Strength, rights, remedies

Sometimes, rights may be strong, but remedies weak.

Virginia v Moore [2008] USSC 06-1082 (23 April 2008) illustrates strong State rights, weak State remedies, and weak Constitutional rights.

In the circumstances that were held to exist, State law required a police officer to issue a summons, and not to arrest, Mr “Chubs” Moore, who had been apprehended driving while his licence was suspended. Instead, he was arrested for that offence. After a little delay, over which he did not complain in this appeal, he was searched and 16 g crack cocaine was found in his possession. He was charged with possession of the drug with intent to distribute it, and eventually he was sentenced to 5 years’ imprisonment. The Virginia Supreme Court held that since the arrest was unlawful, the search violated the Fourth Amendment, and the evidence should have been ruled inadmissible.

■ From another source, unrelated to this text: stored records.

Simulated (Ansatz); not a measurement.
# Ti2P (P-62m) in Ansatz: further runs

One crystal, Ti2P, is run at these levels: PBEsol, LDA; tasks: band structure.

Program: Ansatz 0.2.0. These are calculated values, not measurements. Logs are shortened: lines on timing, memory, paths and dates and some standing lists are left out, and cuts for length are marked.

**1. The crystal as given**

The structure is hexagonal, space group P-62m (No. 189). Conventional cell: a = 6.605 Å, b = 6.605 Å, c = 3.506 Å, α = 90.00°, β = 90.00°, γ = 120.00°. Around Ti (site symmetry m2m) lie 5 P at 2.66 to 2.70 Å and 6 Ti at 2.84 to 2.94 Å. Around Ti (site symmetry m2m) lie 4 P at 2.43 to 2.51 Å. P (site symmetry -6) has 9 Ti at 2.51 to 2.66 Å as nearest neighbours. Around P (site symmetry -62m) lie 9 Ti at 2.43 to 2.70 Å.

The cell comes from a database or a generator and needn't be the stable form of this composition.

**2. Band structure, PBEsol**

To avoid the unpalatable conclusion that the evidence had to be excluded, the US Supreme Court applied a line of its cases and held that, notwithstanding the illegality of the arrest in Virginia State law, the arrest was constitutionally reasonable.

The reasoning here is that, while the State may give its citizens protections greater than those required by the Constitution, that does not affect the interpretation of the Fourth Amendment. Scalia J (Roberts CJ, Stevens, Kennedy, Souter, Thomas, Breyer and Alito JJ joining – Ginsburg J concurred separately) put it this way:

“In a long line of cases, we have said that when an officer has probable cause to believe a person committed even a minor crime in his presence, the balancing of private and public interests is not in doubt. The arrest is constitutionally reasonable….e.g., Devenpeck v. Alford, 543 U. S. 146, 152 (2004); Gerstein v. Pugh, 420 U. S. 103, 111 (1975); Brinegar v. United States, 338 U. S. 160, 164, 170, 175–176 (1949).

“ Our decisions counsel against changing this calculus when a State chooses to protect privacy beyond the level that the Fourth Amendment requires. We have treated additional protections exclusively as matters of state law. In Cooper v. California, 386 U. S. 58 (1967), we reversed a state court that had held the search of a seized vehicle to be in violation of the Fourth Amendment because state law did not explicitly authorize the search. We concluded that whether state law authorized the search was irrelevant. States, we said, remained free “to impose higher standards on searches and seizures than required by the Federal Constitution,” id., at 62, but regardless of state rules, police could search a lawfully seized vehicle as a matter of federal constitutional law.”

The discussion has thus shifted from the lawfulness of the arrest (unlawful in State law, but lawful in Federal law) to the reasonableness of the search. In Virginia State law, improperly obtained evidence is, according to Scalia J, not usually excluded, which is why Mr Moore was convicted. He was arguing that the generous protections given to individuals by Virginia’s law should be accompanied, not by a balancing exercise, but by a “bright line” rule excluding the evidence.

Scalia J held that the search was not unconstitutional, and added:

“If we concluded otherwise, we would often frustrate rather than further state policy. Virginia chooses to protect individual privacy and dignity more than the Fourth Amendment requires, but it also chooses not to attach to violations of its arrest rules the potent remedies that federal courts have applied to Fourth Amendment violations. Virginia does not, for example, ordinarily exclude from criminal trials evidence obtained in violation of its statutes. … Moore would allow Virginia to accord enhanced protection against arrest only on pain of accompanying that protection with federal remedies for Fourth Amendment violations, which often include the exclusionary rule. States unwilling to lose control over the remedy would have to abandon restrictions on arrest altogether. This is an odd consequence of a provision designed to protect against searches and seizures.”

So, Mr Moore’s argument for strong remedies for strong rights was defeated by the Court’s preference for strong remedies for weak rights.